Three elements must be satisfied for a finding that an individual is either a migrant or seasonal agricultural worker: (1) the employment must be agricultural in nature (i.e. agricultrual employment); (2) the employment must be of a seasonal or temporary nature; and (3) the employment required overnight absence from the worker's permanent place of residence. Id. Defendants contend that Plaintiffs have not alleged sufficient facts to support a valid claim under AWPA. Doc. 10-2 at 4.

Federal Rule of Civil Procedure 8 requires only that Plaintiffs provide simple notice of their claim. Nevertheless, Plaintiffs have included some specific factual allegations here, which are evaluated in light of applicable caselaw.

1. Agricultural Employment

"[A]gricultural employment" is "employment in any service or activity included within the provisions of section 3(f) of the Fair Labor Standards Act of 1938 ( 29 U.S.C. 203(f)), . . . and the handling, planting, drying, packing, packaging, processing, freezing, or grading prior to delivery for storage of any agricultural or horticultural commodity in its unmanufactured state." 29 U.S.C. § 1802(3) (emphasis added); see also 29 C.F.R. § 500.20(e) (the Migrant and Seasonal Agricultural Worker Protection Act parallel the definitions in AWPA).

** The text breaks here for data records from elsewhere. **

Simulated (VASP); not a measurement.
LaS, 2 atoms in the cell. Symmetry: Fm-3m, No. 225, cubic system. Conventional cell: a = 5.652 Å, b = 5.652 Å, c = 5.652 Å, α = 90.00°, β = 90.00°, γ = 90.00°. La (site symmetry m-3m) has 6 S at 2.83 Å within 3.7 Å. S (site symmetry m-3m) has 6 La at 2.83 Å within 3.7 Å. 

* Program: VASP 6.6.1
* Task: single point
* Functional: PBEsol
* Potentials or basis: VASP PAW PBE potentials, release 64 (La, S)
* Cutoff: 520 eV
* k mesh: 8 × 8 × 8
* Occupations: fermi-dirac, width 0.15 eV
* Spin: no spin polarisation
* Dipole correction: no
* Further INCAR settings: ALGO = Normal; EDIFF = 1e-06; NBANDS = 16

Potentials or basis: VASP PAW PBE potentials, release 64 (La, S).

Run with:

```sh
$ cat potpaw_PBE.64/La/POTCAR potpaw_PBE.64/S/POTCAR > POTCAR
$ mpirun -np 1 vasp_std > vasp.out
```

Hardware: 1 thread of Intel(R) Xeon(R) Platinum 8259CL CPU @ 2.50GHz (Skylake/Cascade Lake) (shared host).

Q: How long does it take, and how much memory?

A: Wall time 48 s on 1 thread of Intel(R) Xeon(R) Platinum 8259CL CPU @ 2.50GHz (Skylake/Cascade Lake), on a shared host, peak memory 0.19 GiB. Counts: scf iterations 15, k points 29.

Section 3(f) of the Fair Labor Standards Act of 1938 ("FLSA") includes "dairying" as an agricultural activity. It reads:

"'Agriculture' includes farming in all its branches and among other things includes the cultivation and tillage of soil, dairying, the production, cultivation, growing, and harvesting of any agricultural or horticultural commodities . . . the raising of livestock, bees, fur-bearing animals, or poultry, and any practices (including forestry or lumbering operations) performed by a farmer or on a farm as an incident to or in conjunction with such farming operations, including preparation for market, delivery to storage or to market or to carriers for transportation to market."
29 U.S.C.A. § 203(f) (emphasis added).

Here, Defendants concede that Plaintiffs are "engaged in agricultural work." Doc. 14 at 4. Additionally, Plaintiffs allege in the FAC that they were employed in the "farming operation of dairying" in that they "harvest or produce dairy products," satisfying the statutory requirements. FAC at ¶¶ 39, 41. The FAC properly alleges the first element of an AWPA claim.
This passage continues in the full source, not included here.